Single Page App + Amazon S3 + Amazon CloudFront + Prerender.io - how to set up?
It's hard to use Prerender.io with a static Amazon S3 site.
You could stand up an nginx/apache server in front of s3: https://myapp.com
-> https://mynginx-server.com
-> https://myBucket.s3-eu-west-1.amazonaws.com/index.html
This solution is less ideal because you lose the closest-location benefit of cloudfront.
This is a good article about a custom solution: http://www.dave.cx/post/23/prerendering-angular-s3/
David was able to generate the static HTML and save them in S3, then use CloudFlare to detect _escaped_fragment_ in the URL and redirect it to the static HTML on S3.
You can use Lambda@Edge to configure CloudFront to send crawler HTTP requests directly to prerender.io.
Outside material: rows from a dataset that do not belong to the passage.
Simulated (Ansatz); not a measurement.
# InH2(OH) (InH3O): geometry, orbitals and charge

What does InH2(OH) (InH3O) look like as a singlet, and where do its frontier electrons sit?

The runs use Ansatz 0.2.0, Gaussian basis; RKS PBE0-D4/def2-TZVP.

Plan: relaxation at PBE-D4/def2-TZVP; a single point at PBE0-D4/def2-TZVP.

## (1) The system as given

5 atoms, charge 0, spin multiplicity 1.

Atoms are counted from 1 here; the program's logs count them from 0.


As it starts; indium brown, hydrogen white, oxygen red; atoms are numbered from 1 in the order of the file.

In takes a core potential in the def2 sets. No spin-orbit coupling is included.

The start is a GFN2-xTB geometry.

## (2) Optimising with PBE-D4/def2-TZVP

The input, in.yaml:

The basic idea is to have a viewer-request handler which sets a custom HTTP header for requests which should be sent to prerender.io. For example this Lambda@Edge code:
'use strict';
/* change the version number below whenever this code is modified */
exports.handler = (event, context, callback) => {
const request = event.Records[0].cf.request;
const headers = request.headers;
const user_agent = headers['user-agent'];
const host = headers['host'];
if (user_agent && host) {
if (/baiduspider|Facebot|facebookexternalhit|twitterbot|rogerbot|linkedinbot|embedly|quora link preview|showyoubot|outbrain|pinterest|slackbot|vkShare|W3C_Validator/.test(user_agent[0].value)) {
headers['x-prerender-token'] = [{ key: 'X-Prerender-Token', value: '${PrerenderToken}'}];
headers['x-prerender-host'] = [{ key: 'X-Prerender-Host', value: host[0].value}];
}
}
callback(null, request);
};
The cloudfront distribution must be configured to pass through the X-Prerender-Host and X-Prerender-Token headers.
Finally a origin-request handler changes the origin server if X-Prerender-Token is present:
'use strict';
/* change the version number below whenever this code is modified */
exports.handler = (event, context, callback) => {
const request = event.Records[0].cf.request;
if (request.headers['x-prerender-token'] && request.headers['x-prerender-host']) {
request.origin = {
custom: {
domainName: 'service.prerender.io',
port: 443,
protocol: 'https',
readTimeout: 20,
keepaliveTimeout: 5,
customHeaders: {},
sslProtocols: ['TLSv1', 'TLSv1.1'],
path: '/https%3A%2F%2F' + request.headers['x-prerender-host'][0].value
}
};
}
callback(null, request);
};
There's a fully worked example at: https://github.com/jinty/prerender-cloudfront
Have a look at the full solution over here, creating snapshots of your website with grunt and serving them to search engines with nothing more than amazon S3:
AngularJS SEO for static webpages (S3 CDN)
I managed to do this by not using Prerender at all but creating AWS Lambda function that:
- Requests the origin page from CloudFront (it actually is always the same index.html)
- Map the lambda function via API Gateway catch-all proxy
- Study the path and figure out what resource page should be about (in my case it is simply /user/{name}, so I only have to do one use-case
- Make REST API request to get the dynamic data for the user
- Regex replace the existing meta-fields with the dynamic ones
- Return the new index-file with new metas
Configure new origin (new lambda function) and behaviour (map /user/* requests to this new origin). Be sure to use "HTTPS only" Origin Protocol Policy for the origin, as API Gateway is only HTTPS, redirect here will cause the hostname to change.
(If you by accident used the redirect, then you will need to Invalidate "/*" as due to some CloudFront bug the configuration change will not help ; I spent multiple hours debugging this last night)